SA Entrepreneur Clive Butkow Shares How Start-Ups Can Secure Venture Capital. Co-founder and Managing Partner of Conducive Capital Clive Butkow understands that the process of securing venture capital is far from the scripted drama depicted on television. His company’s approach is grounded in what he terms “the five Ts”, a comprehensive framework designed to evaluate entrepreneurs and their ventures with depth and rigour.
1. The Team
A successful start-up needs the right team, but what does that look like? First, it’s important to differentiate between a founder and an entrepreneur. Not every founder is an entrepreneur – if you’re a carpenter who starts a carpentry business, you don’t necessarily have the business skills required to build and grow a carpentry business. VCs prefer more than one founder, because it’s really difficult to build a business and do it by yourself. So, if they look at the founding team, they want to see someone with strong commercial skills, the hustler, who can sell the stuff and someone with the engineering skills, the hacker, someone who can build the technology and really understands it.
2. The Technology
The technology must be innovative to the extent that it is disrupting an industry. VCs don’t invest in something that is only slightly better than other products in the marketplace – they are looking for tech that is 10 times better than anything else, and which is sustainable over the long-haul.
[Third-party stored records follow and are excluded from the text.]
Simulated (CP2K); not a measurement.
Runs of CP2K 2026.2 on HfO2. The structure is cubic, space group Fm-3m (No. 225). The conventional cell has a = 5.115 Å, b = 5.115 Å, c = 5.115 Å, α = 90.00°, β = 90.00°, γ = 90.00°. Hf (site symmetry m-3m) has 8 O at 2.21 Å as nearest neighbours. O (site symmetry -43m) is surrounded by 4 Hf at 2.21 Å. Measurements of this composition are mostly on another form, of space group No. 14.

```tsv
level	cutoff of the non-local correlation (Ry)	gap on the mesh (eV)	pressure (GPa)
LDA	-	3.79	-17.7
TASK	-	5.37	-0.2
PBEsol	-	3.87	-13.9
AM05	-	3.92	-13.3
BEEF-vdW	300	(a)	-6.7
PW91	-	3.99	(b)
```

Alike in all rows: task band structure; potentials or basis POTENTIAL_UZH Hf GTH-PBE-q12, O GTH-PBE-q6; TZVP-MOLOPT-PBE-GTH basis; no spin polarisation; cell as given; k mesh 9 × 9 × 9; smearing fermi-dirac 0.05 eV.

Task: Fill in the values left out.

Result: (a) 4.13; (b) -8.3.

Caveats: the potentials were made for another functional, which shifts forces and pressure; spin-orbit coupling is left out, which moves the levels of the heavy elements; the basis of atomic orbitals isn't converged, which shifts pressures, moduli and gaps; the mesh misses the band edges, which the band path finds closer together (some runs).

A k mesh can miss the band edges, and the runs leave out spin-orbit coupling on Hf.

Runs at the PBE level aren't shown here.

3. The Total Addressable Market (TAM)
The businesses that VCs fund don’t address the needs of niche markets, which consist of a couple of hundred or a couple of thousand customers. They like to start out with what they call a beachhead market – which could be a smaller segment with the possibility of growing into adjacent segments and geographies with results in a large target addressable market with many thousands of customers. Once the company dominates their beachhead market and achieved product market fit, they scale the business to new customer segments.
4. The Traction
VCs are not angel investor where you might just have a product or service you want to offer, and you have no customers. They want to see that you have customers already; that clients absolutely love the product, they are obsessed about the product and are prepared to pay a fair market price for the product. The second thing about traction is that because they’re a growth investor, they want to see double digit growth, month on month. They also want to see that there’s a path to profitability, because in the old days, it was just growth at all costs – you don’t really care about the bottom line, only the top line.
5. The Trenches
Let’s assume you have a technology that’s 18 months ahead of the competition, you have a “Moat around the castle”. This could be a feature of your technology, it could be the entire technology stack, it could also be some strategic/distribution partnerships, even certain customers who’s cost to switch would be very high– in other words, it’s defensible against the competition. But you have to recognize that the competitors will also be innovating to catch up and the startup must be able to keep innovating and stay 18 months ahead of the competition. The top founders know their competition cold. They don’t mock the competition or, say they don’t exist, or not acknowledge their strengths. They know where they are strong, and where the others are strong.